I’m not really sure when it happened.
For the longest time, just by my being, I was able to assert my authority over my kids. After all, they had to look up to talk to me. I was taller than them all.
And then suddenly, without much warning, I am the one looking up.
I can’t even see eye to eye with my oldest. I have to look UP.
I’m not familiar with this and I don’t know how this happened.
Yes I know, all the “theys” of society have been warning me for years – “They grow up so fast! Hold on to the years when they’re so small and fit in your arms!”
See, but here’s the thing. When you’re in it, it’s not so fast. The years might go by quickly – but the bedtimes are S-L-O-W…
The long afternoons when it just won’t get dark outside; those are not quick at all.
While my son was busy growing taller than me, I was still waking up too many times a night with my baby and those nights were L-O-N-G.
As baffled as I feel as to how I am suddenly the mother of two teenagers, one thing I do know for certain; time didn’t fly by. Because despite what they say, it doesn’t fly. There is sleep deprivation, cooking, cleaning, driving, countless hours of waiting at doctors and dentist and traffic and fighting and spills and messes and plane rides – all of which make the minutes just drag.
In reality, the advice of holding onto the days when the kids are small because before you know it, they’re bigger than you – in the here and now, it’s really not practical.
Because when you’re tired and the baby wakes up for the fifth time in one night – the clock moves very slow. And you’re too tired to be poetic.

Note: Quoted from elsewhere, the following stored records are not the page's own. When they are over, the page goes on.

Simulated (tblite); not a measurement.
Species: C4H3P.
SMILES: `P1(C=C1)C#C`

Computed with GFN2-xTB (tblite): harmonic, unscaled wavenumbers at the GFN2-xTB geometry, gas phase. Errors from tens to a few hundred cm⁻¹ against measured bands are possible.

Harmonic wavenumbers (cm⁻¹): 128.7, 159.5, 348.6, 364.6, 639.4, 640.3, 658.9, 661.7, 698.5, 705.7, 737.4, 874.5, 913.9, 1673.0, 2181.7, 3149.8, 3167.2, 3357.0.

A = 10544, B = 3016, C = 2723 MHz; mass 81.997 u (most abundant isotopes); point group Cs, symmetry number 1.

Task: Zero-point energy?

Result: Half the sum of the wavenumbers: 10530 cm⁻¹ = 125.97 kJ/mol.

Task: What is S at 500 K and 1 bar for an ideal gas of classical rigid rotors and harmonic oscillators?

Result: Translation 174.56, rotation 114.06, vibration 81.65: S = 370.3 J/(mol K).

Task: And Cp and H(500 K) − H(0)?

It only works in hindsight. When the house is quiet and you suddenly have the luxury of having thoughts. Not just small spurts of thoughts that are constantly interrupted but never finished.
Real long thoughts, the type that make you see life differently. But that doesn’t mean the years flew by.
Sometimes I get stressed when I hear these warnings; as if I’m committing a sin by looking at the clock and waiting for everyone to be asleep or wishing toilet training is a quicker process than it is.
Which brings to mind another commonly heard forewarning … little kids, little problems, big kids big problems.
Ok, so now what? When my two year old is coloring with a black sharpie across my kitchen table, do I hug him and say I’m so happy for small problems? When my baby is waking up every hour on the hour and I’m so tired I can barely walk a straight line to his crib, should I do a dance and say hooray for small problems? Or when a child in the shopping cart is knocking down everything he can possibly reach while I’m trying to get the shopping done, do I smile at those around and say I’m so happy for small problems?
No, I don’t do that and I think it’s ok if you don’t either.
It’s ok to feel like you are about to lose your sanity when three kids are crying simultaneously and you desperately need the bathroom. That’s not called wishing the years away or making a big deal out of small problems.
It’s called being very present.
Feeling it all.
It’s not called complaining. It’s called stating facts.
Because we don’t live in the future. We live in the here and now. We can deal with the bigger-kid -bigger-problems when they come because we survived the little-kid-little-problems first. It goes in that order for a reason; the little problems stretch us and challenge us to be better equipped for the next stage.
Perspective is important; constantly remembering that each stage is a phase and each phase will pass is what keeps us going. But still, we must live in the present.
So here I am feeling like I’m living in a dual reality – my teens seemed to have gotten here so quickly, before I was ready and my little ones are still so little and I’m still so tired. Time can’t move slowly and quickly at the same time.
So maybe it’s not just the time or the teens or the years that are the issue … maybe it’s also that we are never ready. We are never fully ready for new stages and to let go of all the old ones. New stages are daunting. And time just pushes you along, regardless of the size of your kids or their challenges.
And like all of motherhood, all the learning is done on the job.